Commentary &repeated posts 20 Aug 2011 07:11 am
Iwerks Recap
This is a piece I originally wrote in October 2006 for this blog. I wanted to reprise it given the amount of attention I’d given Iwerks lately re Tim Susanin‘s book, Walt Before Mickey, and the Iwerks multiplane camera.
- From my earliest days, as soon as I’d learned who he was, I was a fan of Ub Iwerks.
I began to wonder if it was just the publicity and myth of Iwerks which had followed with him all these years. We read about all those 1930′s East coast animators moving to the West, not to work for Disney but to seek out Iwerks – it was well known that he was the “true artist” behind those Disney shorts.

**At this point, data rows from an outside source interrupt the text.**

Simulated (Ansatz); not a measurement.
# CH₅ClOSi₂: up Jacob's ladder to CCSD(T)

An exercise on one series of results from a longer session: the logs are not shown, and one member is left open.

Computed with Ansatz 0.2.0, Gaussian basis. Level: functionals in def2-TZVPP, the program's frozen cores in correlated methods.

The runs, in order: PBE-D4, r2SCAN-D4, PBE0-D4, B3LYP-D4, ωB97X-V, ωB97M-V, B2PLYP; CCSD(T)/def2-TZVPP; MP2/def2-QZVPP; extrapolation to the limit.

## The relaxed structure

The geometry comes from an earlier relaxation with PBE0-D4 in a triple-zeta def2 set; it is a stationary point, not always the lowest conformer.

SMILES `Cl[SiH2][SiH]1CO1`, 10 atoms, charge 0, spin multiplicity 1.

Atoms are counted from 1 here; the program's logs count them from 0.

With Bob Thomas’ 1958 book, The Art of Animation, I read, for the first time, about Iwerks and his importance. Only recently did I begin to wonder how responsible Iwerks actually was to Disney’s success. Was this just that myth being carried over the years? Or was he brilliant?
A quick look at the animation done at the time and we see some basics not yet developed.
There weren’t many stories written before Disney, so animators divided up their pictures. For example: They’d decide to do a film where Mutt & Jeff would go to Hawaii. One animator would start on the beach and end with them on surfboards. The animator would make it up as he went along until he turned out the required footage – maybe 2 minutes of work. The next animator would pick up Mutt & Jeff on surfboards and take them to being washed up on the beach, etc.
Obviously, the lead animator doled out rudimentary plot points, but a lot was left to the individual animator. Look at the book, Walt In Wonderland by Russell Merritt & J.B. Kaufman to see how Disney started developing stories during this period.
The same was true for animation techniques and methods. Animation burst out of its seams with the creation of Mickey Mouse. Disney had initiated a lot of ground work, but the medium really started growing with the enormous success of Steamboat Willie. Iwerks led the way, not only by the amount of work he did but the quality.
Take a look at these five Iwerks drawings from that short.
One of the first lessons an inbetweener learns is that a face turn shouldn’t have a direct middle in it. The middle drawing (#3 here) shouldn’t be straight on; it should favor, slightly, one side or the other.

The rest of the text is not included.